Goals Added Model Updates
/Our Goals Added (g+) tables in the app have been updated with a few tweaks to the methodology, and because everyone loves methodology articles, I will share the details with you.
Model features
The g+ methodology includes a collection of (mostly) xgboost models. xgboost stands for eXtreme gradient boosting, but confusingly has the letters “xg” in it. There is no relationship to expected goals. Most of the models include predictor variables related to the “circumstances of the possession,” as I have vaguely noted below. That’s where most of the recent changes to modeling took place. Here’s a summary of the models for background:
Pre-shot expected goals (xG): this model look at the details of the shot origin location and the circumstances of the possession to determine the probability such a shot will score. Essentially, this gives us the shots expected value at the time of shooting, measuring the quality of the opportunity.

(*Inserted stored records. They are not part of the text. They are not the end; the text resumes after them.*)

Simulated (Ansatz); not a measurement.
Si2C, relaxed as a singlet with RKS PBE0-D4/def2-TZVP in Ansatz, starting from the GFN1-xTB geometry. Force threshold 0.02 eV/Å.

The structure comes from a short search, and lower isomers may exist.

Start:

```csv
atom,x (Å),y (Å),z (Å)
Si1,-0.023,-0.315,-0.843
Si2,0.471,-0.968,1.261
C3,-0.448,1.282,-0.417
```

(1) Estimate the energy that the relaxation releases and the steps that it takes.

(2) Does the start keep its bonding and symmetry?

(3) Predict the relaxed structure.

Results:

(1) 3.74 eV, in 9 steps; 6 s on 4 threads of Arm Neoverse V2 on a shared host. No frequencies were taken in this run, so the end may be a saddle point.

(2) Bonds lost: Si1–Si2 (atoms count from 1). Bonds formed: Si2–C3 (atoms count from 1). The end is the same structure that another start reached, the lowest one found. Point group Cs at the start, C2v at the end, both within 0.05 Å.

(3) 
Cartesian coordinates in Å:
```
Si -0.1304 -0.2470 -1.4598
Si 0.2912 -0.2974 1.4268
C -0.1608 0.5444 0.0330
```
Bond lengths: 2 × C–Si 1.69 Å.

Post-shot expected goals (PSxG): in addition to information about the shot origin and circumstances of the possession, we also use the shot’s placement in the goal mouth to determine the probability of a goal.
Expected rebound value (xRebound): given information about the shot, including pre-shot information and post-shot information, we calculated the expected value of remaining shots during the possession.
Expected parry value (xParry): given all the information for xRebound and information about to where the keeper parried the ball, we estimate the expected value of the remaining shots during the possession.
Expected pass rate (xPass): given information about the pass’ origin location, direction of travel, and circumstances of the possession, we estimate the probability that the pass in completed.
Expected possession value: given information about the circumstances of the possession, we estimate the likelihood that this possession will end in a goal for the possessing team minus the likelihood that the ensuing possession will end in a goal for the now-defending team.
That thrilling summary of our models serves as a reminder that the circumstances of the possession is central to most of the engines that drive Goals Added. We added some variables to our models to better capture all the different circumstances that can come up during play. One of the insights we’ve gleaned from Where Goals Come From--the work of Jamon and Carlon--is that where the ball comes from is a key driver of the likelihood a shot finds itself into the back of the net. As a simple example, think of a player who receives the ball at the top of the box and shoots. Whether they received the pass as a “cutback” (requiring no turn) or from the midfield (requiring a turn) ought to affect the probability of them scoring the ensuing shot. And it does. We took that idea and expanded it to many of our models, as one of the ways we now better describe the possession and how the ball got to where it was.
Here are details about how we better quantify the circumstances of the possession.
xVelocity. This is the velocity of the possession vertically up the field, and it was formerly captured in just one variable. We now use three distinct measures of vertical velocity to capture various rolling windows, looking back two actions, four actions, and since the start of the possession. This allows the algorithm to better learn in which circumstances might the overall speed of play impact the probability of scoring over many actions, versus in which circumstances might only the last few actions drive the possession result.
yVelocity. This is the velocity of the possession horizontally, or side to side, and it was formerly captured in just one variable. For the physics nerds out there, side-to-side “velocity” was never strictly a velocity, but actually a speed--how fast had the ball moved horizontally, regardless of direction, over the past two actions. Thus a pass right back to the original source could add horizontal velocity. This was our way of capturing the ensuing defensive movement and potential for the defense to be out of shape. We kept that variable, on the assumption that skipping the ball back and forth could have some value in opening up the possession, and added two more horizontal velocity metrics (which are, actually, velocities by definition). We now include in the models the yVelocity of the last action, as well as the yVelocity of the last two actions combined (where passing back to the source would result in a yVelocity of zero). Now the algorithm has a lot more information about exactly how the ball has moved side to side in the last few actions.
How did we get here? We have been using a few metrics to describe to the algorithm how the ball got to where it is. In addition to velocities, we feed the algorithm information about how this possession has gone on since the last stoppage of play or turnover, and we tell it what the last action actually was (e.g., successful pass or dribble, turnover, clearance, etc.). We’ve now added three new descriptors:
Whether the prior action was a pass in the air.
The angle at which the ball arrived to its current location. This makes the most sense for completed passes, but also may add information about errant bounces.
The distance from which the ball arrived to its current location.
Instead of giving the algorithm the exact (x,y) location of the prior action, we try to help it out a bit by parameterizing that information into what we think is most relevant. It’s similar to how we parameterize the location of a shot as distance to goal and goal mouth available.
The net effect of these changes is not huge in aggregate, and we didn’t expect it to be. So long as the g+ framework is based only on on-ball actions, I expect most changes to methodology will lead to just minor variations in player and team-level g+.
Enjoy the soccer!